Marketing Malpractice

1328101865_Thumbs_downThe other day, I wanted to grab a screenshot of a B2B product I license so I googled the demo.  I was brought to a landing page where I had to fill out a web form to see a short video (Mistake 1 – Creating barriers to early information seekers).  Once I registered, I was taken to a page where the video was displayed in a small, non-expandable window (Mistake2).

A half hour later, I received an email which said my company was too small to speak with a rep, but that I could purchase it online (Mistake 3 – suggesting that I wasn’t worth the time of a sales rep implies that I also wasn’t going to be worth the time of trainers or support teams; Mistake 4 – they treated me as a prospect when I was a customer, a fact they easily could have checked based upon my email; Mistake 5 assuming that I would be ready to purchase based upon a three-minute demo).  When I replied to the email to let them know about these marketing mistakes, it bounced (Mistake 6 —  I missed that it was a no reply email, but since the note was addressed and signed by somebody, I didn’t look at the actual email address).

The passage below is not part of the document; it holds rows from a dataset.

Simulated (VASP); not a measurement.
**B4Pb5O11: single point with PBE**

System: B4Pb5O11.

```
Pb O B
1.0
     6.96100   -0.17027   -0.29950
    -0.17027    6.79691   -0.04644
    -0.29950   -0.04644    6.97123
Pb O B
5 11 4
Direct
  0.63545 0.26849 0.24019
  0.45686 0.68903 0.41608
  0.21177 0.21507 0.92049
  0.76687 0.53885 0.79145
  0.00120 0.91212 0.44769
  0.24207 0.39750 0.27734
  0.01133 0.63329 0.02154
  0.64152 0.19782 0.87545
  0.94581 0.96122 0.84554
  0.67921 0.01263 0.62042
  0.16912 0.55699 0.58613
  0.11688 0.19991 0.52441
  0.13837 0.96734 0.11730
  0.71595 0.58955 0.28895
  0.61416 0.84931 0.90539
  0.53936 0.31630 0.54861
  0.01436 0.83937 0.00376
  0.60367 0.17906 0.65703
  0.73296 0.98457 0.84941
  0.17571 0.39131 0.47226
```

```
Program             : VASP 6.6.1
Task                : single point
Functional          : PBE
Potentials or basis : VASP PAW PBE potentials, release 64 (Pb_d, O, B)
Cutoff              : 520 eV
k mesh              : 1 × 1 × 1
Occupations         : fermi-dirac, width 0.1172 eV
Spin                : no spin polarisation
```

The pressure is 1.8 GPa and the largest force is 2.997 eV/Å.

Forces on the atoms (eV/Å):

It was an incredible display of big company arrogance and incompetent marketing.  I’m not going to shame the company by naming it.  Instead I turned them into an object lesson.  There were so many errors in this process that it was clear that their own marketing teams don’t test out their automated processes.  The real shame is that this is a company that offers marketing services, but seemed not to care about checking its own marketing processes.